Sunday, August 2, 2009

U.S. GDP - A Primer for the Second Half

Last week, second quarter GDP numbers came in with a contraction of 1.0%, better than the expected decline of 1.5%. While nothing to cheer at, the pace of contraction has now been pared, and we finally appear to be stepping out of a technical recession, although increasing unemployment will make the recession feel a lot longer.

The topic on most economists' minds is whether the recession is officially over. I think that we are likely to see a very steep recovery in GDP, contrary to most economists. The reason I say this is from the interesting news stories we have seen in the last week or so.
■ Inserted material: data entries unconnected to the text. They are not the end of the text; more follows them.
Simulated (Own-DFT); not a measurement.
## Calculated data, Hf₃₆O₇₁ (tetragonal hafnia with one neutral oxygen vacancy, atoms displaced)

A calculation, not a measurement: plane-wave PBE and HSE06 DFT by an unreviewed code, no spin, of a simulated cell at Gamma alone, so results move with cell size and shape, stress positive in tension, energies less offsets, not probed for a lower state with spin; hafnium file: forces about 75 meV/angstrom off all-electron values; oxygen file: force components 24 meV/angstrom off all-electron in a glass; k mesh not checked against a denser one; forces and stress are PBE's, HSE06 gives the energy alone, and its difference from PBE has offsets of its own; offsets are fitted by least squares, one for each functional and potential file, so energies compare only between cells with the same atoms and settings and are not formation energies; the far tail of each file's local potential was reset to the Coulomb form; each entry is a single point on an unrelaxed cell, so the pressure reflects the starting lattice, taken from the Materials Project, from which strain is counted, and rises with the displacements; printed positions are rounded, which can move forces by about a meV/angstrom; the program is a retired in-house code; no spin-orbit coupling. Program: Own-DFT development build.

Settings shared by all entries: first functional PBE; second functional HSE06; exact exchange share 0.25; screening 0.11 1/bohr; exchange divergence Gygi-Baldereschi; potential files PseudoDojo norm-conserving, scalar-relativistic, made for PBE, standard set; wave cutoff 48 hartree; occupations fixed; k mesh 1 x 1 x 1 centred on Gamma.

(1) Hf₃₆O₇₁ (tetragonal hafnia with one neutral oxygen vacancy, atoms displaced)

For one thing, inventories in most sectors are already at very low numbers, and big-ticket items like houses and cars are now being purchased hand over fist thanks to the current and prior U.S. administrations' willingness to burn cash like a California wildfire. In four days, the entire $1b "Cash for Clunkers" budget was used. Given the average car costs about $28,000 and the program provided $4,500 in cashback for trade-ins, this means about $6.2b in vehicles were sold (about 222k cars) - in four days! Last year, the US sold just over 16m cars and trucks, without any government sponsorship. The auto manufacturers have already reduced their inventories significantly, temporarily and permanently shutting down plants across North America.

When inventory is sold at such extremely high rates, especially when the forecast is for government programs to last 12 weeks, it makes me feel that the American consumer is again willing to spend money more quickly than Wall Street thinks. The pent-up demand will push inventories to ridiculously low levels in these big-ticket items, meaning higher prices, and a push back to inventory builds, and higher employment in the near-term (6-9 months, rather than 18-24 months). While the US household has been beaten and bruised, it is a resiliant entity, prepared to buy, buy and buy some more.

Unlike the recovery of 1982 (when we had "V" like recovery - like I anticipate this time around), we have Fed sponsorship in the recovery, with trillions of dollars sloshing through the economy, and we are likely seeing the first signs of acceleration of this moneyflow through the market place (with the highest credit worthy consumers snatching up vehicles and homes). This makes me a believer that we will see massive worldwide growth, a return to increasing commodity prices, and a more permanence to the inflationary conditions plaguing North America in the 2005-2008 period. Commodity capital projects have been halted or delayed and developing countries are showing signs of growth and demand, making me convinced that we will see demand overtake production very quickly, and we will need to wait for capital projects to end before the inflationary pressures reduce to more normalized levels.